For the party of Reagan, his departure was the beginning of a long decline, and it is the absence of a similarly totemic figure, during the past twenty years, that has allowed the current resurgence of extremism. George H. W. Bush repelled right-wingers with his moderate tendencies—not least when, in the face of fiscal calamity, he broke his campaign pledge not to raise taxes. Bill Clinton inspired them to an almost ecstatic series of attacks, and though there remained enough of an older conservative establishment, personified by Senator Bob Dole, to check some of the wildest charges, the new Republican House majority after 1994, pushed by such ideologues as Tom DeLay and Dick Armey, had little interest in maintaining the center. They harassed Clinton, forcing an impeachment even though polls showed that more than sixty per cent of the American people disapproved. George W. Bush seemed at first to have a bit of Reagan’s conservative charisma, but the right wing turned against him for failing to win the war in Iraq, for his moderate position on immigration, and for spending hundreds of millions of federal dollars to combat the financial collapse in 2008. When William F. Buckley died, during the 2008 primary season, it seemed to symbolize the end of a conservative era. David Klinghoffer, a former literary editor at National Review, lamented that “urbane visionaries and builders of institutions” such as Buckley have been replaced by media figures “who make their money by stirring fears and resentments.” Conservatism, Klinghoffer added, “has undergone a shift toward demagoguery and hucksterism,” and is now ruled by those he called “the crazy-cons.”…

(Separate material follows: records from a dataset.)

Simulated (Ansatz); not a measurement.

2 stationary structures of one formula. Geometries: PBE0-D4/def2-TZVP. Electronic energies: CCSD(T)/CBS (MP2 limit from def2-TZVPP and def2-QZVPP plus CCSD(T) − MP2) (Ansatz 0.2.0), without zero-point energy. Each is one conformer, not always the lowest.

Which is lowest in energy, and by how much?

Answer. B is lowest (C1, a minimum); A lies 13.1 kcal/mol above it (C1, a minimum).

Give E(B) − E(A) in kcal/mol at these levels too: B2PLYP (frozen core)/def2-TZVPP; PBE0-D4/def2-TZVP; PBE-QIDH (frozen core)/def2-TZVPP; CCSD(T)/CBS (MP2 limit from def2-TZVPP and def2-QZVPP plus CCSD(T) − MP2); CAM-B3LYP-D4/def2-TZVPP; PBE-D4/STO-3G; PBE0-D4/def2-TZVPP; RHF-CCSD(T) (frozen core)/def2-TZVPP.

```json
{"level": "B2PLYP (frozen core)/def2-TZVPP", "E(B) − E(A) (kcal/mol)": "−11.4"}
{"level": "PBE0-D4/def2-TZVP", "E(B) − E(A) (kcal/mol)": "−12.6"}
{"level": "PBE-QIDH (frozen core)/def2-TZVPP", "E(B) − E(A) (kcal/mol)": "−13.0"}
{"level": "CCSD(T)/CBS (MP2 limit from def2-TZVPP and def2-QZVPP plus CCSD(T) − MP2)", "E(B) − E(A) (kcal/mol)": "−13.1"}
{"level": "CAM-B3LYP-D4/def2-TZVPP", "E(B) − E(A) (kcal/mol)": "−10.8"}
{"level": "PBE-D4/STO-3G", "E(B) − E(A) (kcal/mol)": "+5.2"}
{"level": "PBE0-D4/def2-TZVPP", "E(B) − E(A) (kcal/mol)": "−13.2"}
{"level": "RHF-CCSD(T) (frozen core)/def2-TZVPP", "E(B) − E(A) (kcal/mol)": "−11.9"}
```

Fifty years ago, President Kennedy deplored the far right’s “counsels of fear and suspicion.” Today, Obama’s White House is still struggling to make sense of its enemies. In the absence of forthright leadership, on both the right and the left, the job of standing up to extremists appears to have been left to the electorate. Candidates like O’Donnell may prove too eccentric to prevail, or voters may simply become disillusioned by politicians who campaign on their hatred of government. After the election, mainstream conservatives may well engage in what Richard Viguerie has forecast as “a massive, almost historic battle for the heart and soul of the Republican Party.” (Already, Rove and some leading Bush political operatives, including the former Republican National Committee chairman Ed Gillespie, have been quietly supplanting the battered G.O.P. establishment in the effort to raise funds for this year’s candidates.) But, according to a recent poll, more than seventy per cent of Republicans support the Tea Party, and it seems almost certain that a Republican Party that has unstintingly appeased the far right will enjoy a strong and perhaps smashing victory in the coming midterm elections.
In 1906, early in the Progressive era, the humorist Finley Peter Dunne’s fictional barroom sage, Mr. Dooley, put the social and political tumult of the day into perspective. “Th’ noise ye hear is not th’ first gun iv a revolution,” Dooley remarked. “It’s on’y th’ people iv th’ United States batin’ a carpet.” A century from now, or even a year from now, Americans may say the same about the Tea Party. For the moment, though, it appears that the extreme right wing is on the verge of securing a degree of power over Congress and the Republican Party that is unprecedented in modern American history. For defenders of national cohesion and tempered adversity in our politics, it is an alarming state of affairs.